Map Reduce Debugging by taking JVM heap dump
How to debug a Map Reduce program which is being killed due to OOM/GC randomly
To visually see the objects in JVM at this point in time jmap -histo:live pid (Histogram) To take Heap Dump jmap -dump:live,format=b,file=file-name.bin (dump jvm heap as a file on disk) Logonto the datanode where the map/reduce jvm is running , run ps -eaf | grep attempt_id to get the pid . Use Sudo -u “appropriate user to get the heap dump by using jmap command”. Never use -f option . while taking the dump using jmap . To analyse the dump , using jhat . jhat -port “protno” heap_file_path . What to look for in the Jhat analysis 1. Object address having highest memory footprints 2. objects having highest instance count .
Taking HeapDump on OutOfMemoryException using Jvm -XX options
set the following option in Job configuration .
set mapred.child.java.opts ‘-Xmx512m -XX:+HeapDumpOnOutOfMemoryError -XX:HeapDumpPath=/tmp/@taskid@S2sSdebug.hprof ‘.
This option launches the map/reduce task jvm with the value specified thus giving us handle to control various jvm memory related parameters.
Few things to note
- -Xmx512m heap memory in MB
- -XX:+HeapDumpOnOutOfMemoryError dump heap on disk when jvm goes out of memory
- -XX:HeapDumpPath=/tmp/@taskid@S2sSdebug.hprof @taskid@ is replaced by hadoop framework with original taskid which is unique .
One needs to log on to the data nodes and heap dump file would be present at /tmp, file would be named as @taskid@S2sSdebug.hprof ( @taskid@ is replaced by hadoop framework with the original taskid). Jhat can be used to analyze the dump .
Taking HeapDump on OutOfMemoryException And Collecting the dump files across datanodes in a hdfs location for further analysis .
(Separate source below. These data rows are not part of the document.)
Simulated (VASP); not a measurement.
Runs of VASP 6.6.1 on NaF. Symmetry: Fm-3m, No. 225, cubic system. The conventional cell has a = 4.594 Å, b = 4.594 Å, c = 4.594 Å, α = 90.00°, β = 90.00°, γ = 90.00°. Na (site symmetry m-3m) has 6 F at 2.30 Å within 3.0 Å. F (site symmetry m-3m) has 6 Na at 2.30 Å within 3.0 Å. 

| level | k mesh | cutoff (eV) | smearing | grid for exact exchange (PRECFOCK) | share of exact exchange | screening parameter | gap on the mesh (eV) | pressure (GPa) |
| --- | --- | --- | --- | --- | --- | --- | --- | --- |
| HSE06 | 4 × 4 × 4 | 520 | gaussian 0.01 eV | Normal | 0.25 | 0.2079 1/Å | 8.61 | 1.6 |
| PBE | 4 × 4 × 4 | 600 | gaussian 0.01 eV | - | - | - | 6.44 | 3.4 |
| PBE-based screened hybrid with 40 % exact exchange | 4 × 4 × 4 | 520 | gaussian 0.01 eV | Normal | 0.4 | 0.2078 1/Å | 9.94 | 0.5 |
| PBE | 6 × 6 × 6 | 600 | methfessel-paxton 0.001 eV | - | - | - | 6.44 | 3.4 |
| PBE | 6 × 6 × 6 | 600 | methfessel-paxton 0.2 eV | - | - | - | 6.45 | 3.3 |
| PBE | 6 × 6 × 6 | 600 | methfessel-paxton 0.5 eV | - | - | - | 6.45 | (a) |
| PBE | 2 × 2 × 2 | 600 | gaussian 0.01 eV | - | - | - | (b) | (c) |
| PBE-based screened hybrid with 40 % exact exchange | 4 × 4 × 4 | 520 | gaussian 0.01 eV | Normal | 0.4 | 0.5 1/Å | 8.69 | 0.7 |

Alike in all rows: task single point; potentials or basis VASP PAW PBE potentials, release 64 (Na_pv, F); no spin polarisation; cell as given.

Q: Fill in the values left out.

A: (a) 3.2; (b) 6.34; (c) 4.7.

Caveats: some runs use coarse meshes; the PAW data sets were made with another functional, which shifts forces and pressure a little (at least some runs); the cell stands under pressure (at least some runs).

The above mentioned option required one to log on in the data-node on which the map/reduce task has been spawned , and run jmap , jhat on those machines . A MR task which has 100 of Map/reduce tasks can make this process very difficult . This option mentioned below provides a mechanism to collect all heap dump in a specified hdfs location .
Make a shell script named dump.sh :
#!/bin/sh text=`echo $PWD | sed ‘s=/=\\_=g’` (this helps in figuring out which heap dump belongs to which task) hadoop fs -put heapdump.hprof /user/dirname/hprof/$text.hprof
- Place the dump.sh script in a hdfs location by using hadoop dfs -put dump.sh “hdfs location (example /user/dirName/dump.sh) “
- Create a dir on hdfs where u want to gather all the heap dumps and give 777 permission to that dir . (example hadoop dfs -chmod -R 777 /user/dirName/hprof)
- Set the following proprties in the MR job
- set mapred.child.java.opts ‘-Xmx256m -XX:+HeapDumpOnOutOfMemoryError -XX:HeapDumpPath=./heapdump.hprof -XX:OnOutOfMemoryError=./dump.sh’
- set mapred.create.symlink ‘yes’
- set mapred.cache.files ‘hdfs:///user/dir/dump.sh#dump.sh‘
Run the MR job , any OOME issue in any of the datanode will take a heap-dump and place the dump file into the specified hdfs location .One can verify sane execution of the script in the stdoutLog .
on Stdlogout :
java.lang.OutOfMemoryError: Java heap space Dumping heap to ./heapdump.hprof ... Heap dump file created [12039655 bytes in 0.081 secs] # # java.lang.OutOfMemoryError: Java heap space # -XX:OnOutOfMemoryError="./dump.sh" # Executing /bin/sh -c "./dump.sh"...
Use Hadoop Default profiler for profiling and finding issues
set mapred.task.profile ' true'; set mapred.task.profile.params '-agentlib:hprof=cpu=samples,heap=sites,depth=6,force=n,thread=y,verbose=n,file=%s' set mapred.task.profile.maps '0-1' set mapred.task.profile.reduces '0-1'
profiler will provide the details of the jvm tasks in the specified range . Location of the dump will be availabe at TaskLogs under profile.out logs section .